* [PATCH] block: Allow REQ_FUA|REQ_READ
@ 2025-03-11 13:35 Kent Overstreet
2025-03-11 14:53 ` Niklas Cassel
2025-03-11 15:02 ` Martin K. Petersen
0 siblings, 2 replies; 5+ messages in thread
From: Kent Overstreet @ 2025-03-11 13:35 UTC (permalink / raw)
Cc: Kent Overstreet, Jens Axboe, linux-block
REQ_FUA|REQ_READ means "do a read that bypasses the controller cache",
the same as writes.
This is useful for when the filesystem gets a checksum error, it's
possible that a bit was flipped in the controller cache, and when we
retry we want to retry the entire IO, not just from cache.
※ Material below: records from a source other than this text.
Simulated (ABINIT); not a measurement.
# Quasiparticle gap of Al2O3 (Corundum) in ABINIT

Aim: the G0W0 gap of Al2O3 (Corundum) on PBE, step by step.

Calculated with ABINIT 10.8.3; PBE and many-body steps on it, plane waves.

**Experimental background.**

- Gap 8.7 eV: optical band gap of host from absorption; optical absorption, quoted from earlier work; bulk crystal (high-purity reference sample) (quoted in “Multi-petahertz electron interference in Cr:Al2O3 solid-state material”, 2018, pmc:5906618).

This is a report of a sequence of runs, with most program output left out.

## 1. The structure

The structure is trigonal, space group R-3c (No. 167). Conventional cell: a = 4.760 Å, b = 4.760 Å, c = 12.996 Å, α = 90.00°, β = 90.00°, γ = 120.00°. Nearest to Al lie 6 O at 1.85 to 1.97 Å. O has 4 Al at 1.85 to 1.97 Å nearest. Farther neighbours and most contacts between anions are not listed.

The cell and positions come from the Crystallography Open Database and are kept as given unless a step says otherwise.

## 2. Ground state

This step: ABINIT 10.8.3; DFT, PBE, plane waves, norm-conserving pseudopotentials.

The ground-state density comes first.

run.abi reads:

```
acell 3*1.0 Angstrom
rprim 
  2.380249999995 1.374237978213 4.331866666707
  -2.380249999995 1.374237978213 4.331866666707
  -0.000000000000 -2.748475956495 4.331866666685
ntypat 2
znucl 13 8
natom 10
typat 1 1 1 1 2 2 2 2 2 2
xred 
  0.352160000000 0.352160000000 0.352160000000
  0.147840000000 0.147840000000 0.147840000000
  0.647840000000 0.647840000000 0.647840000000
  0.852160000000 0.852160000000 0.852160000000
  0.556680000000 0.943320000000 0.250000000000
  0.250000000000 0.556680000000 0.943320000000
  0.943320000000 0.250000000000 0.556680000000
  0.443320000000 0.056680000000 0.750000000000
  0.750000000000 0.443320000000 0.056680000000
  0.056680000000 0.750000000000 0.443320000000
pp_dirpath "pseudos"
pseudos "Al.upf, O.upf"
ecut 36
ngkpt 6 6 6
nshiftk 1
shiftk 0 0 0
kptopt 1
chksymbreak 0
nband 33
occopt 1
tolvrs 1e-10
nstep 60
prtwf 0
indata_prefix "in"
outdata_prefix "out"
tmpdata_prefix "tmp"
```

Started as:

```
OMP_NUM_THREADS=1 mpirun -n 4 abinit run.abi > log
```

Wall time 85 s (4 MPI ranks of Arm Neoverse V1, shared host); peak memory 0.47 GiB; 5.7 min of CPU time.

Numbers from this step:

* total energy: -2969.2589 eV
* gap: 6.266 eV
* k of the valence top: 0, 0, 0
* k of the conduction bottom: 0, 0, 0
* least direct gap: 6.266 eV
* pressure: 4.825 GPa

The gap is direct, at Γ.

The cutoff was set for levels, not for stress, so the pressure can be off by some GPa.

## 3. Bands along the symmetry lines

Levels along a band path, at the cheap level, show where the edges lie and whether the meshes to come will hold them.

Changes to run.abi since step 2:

The nvme driver already passes through REQ_FUA for reads, not just
writes, so disabling the warning is sufficient to start using it, and
bcachefs is implementing additional retries for checksum errors so can
immediately use it.
Cc: Jens Axboe <axboe@kernel.dk>
Cc: linux-block@vger.kernel.org
Signed-off-by: Kent Overstreet <kent.overstreet@linux.dev>
---
block/blk-core.c | 19 ++++++++++---------
1 file changed, 10 insertions(+), 9 deletions(-)
diff --git a/block/blk-core.c b/block/blk-core.c
index d6c4fa3943b5..7b1103eb877d 100644
--- a/block/blk-core.c
+++ b/block/blk-core.c
@@ -793,20 +793,21 @@ void submit_bio_noacct(struct bio *bio)
goto end_io;
}
+ if (WARN_ON_ONCE((bio->bi_opf & REQ_PREFLUSH) &&
+ bio_op(bio) != REQ_OP_WRITE &&
+ bio_op(bio) != REQ_OP_ZONE_APPEND))
+ goto end_io;
+
/*
* Filter flush bio's early so that bio based drivers without flush
* support don't have to worry about them.
*/
- if (op_is_flush(bio->bi_opf)) {
- if (WARN_ON_ONCE(bio_op(bio) != REQ_OP_WRITE &&
- bio_op(bio) != REQ_OP_ZONE_APPEND))
+ if (op_is_flush(bio->bi_opf) &&
+ !bdev_write_cache(bdev)) {
+ bio->bi_opf &= ~(REQ_PREFLUSH | REQ_FUA);
+ if (!bio_sectors(bio)) {
+ status = BLK_STS_OK;
goto end_io;
- if (!bdev_write_cache(bdev)) {
- bio->bi_opf &= ~(REQ_PREFLUSH | REQ_FUA);
- if (!bio_sectors(bio)) {
- status = BLK_STS_OK;
- goto end_io;
- }
}
}
--
2.47.2
^ permalink raw reply related [flat|nested] 5+ messages in thread* Re: [PATCH] block: Allow REQ_FUA|REQ_READ
2025-03-11 13:35 [PATCH] block: Allow REQ_FUA|REQ_READ Kent Overstreet
@ 2025-03-11 14:53 ` Niklas Cassel
2025-03-11 15:09 ` Kent Overstreet
2025-03-11 15:13 ` Keith Busch
2025-03-11 15:02 ` Martin K. Petersen
1 sibling, 2 replies; 5+ messages in thread
From: Niklas Cassel @ 2025-03-11 14:53 UTC (permalink / raw)
To: Kent Overstreet; +Cc: Jens Axboe, linux-block, Damien Le Moal
Hello Kent,
On Tue, Mar 11, 2025 at 09:35:16AM -0400, Kent Overstreet wrote:
> REQ_FUA|REQ_READ means "do a read that bypasses the controller cache",
> the same as writes.
>
> This is useful for when the filesystem gets a checksum error, it's
> possible that a bit was flipped in the controller cache, and when we
> retry we want to retry the entire IO, not just from cache.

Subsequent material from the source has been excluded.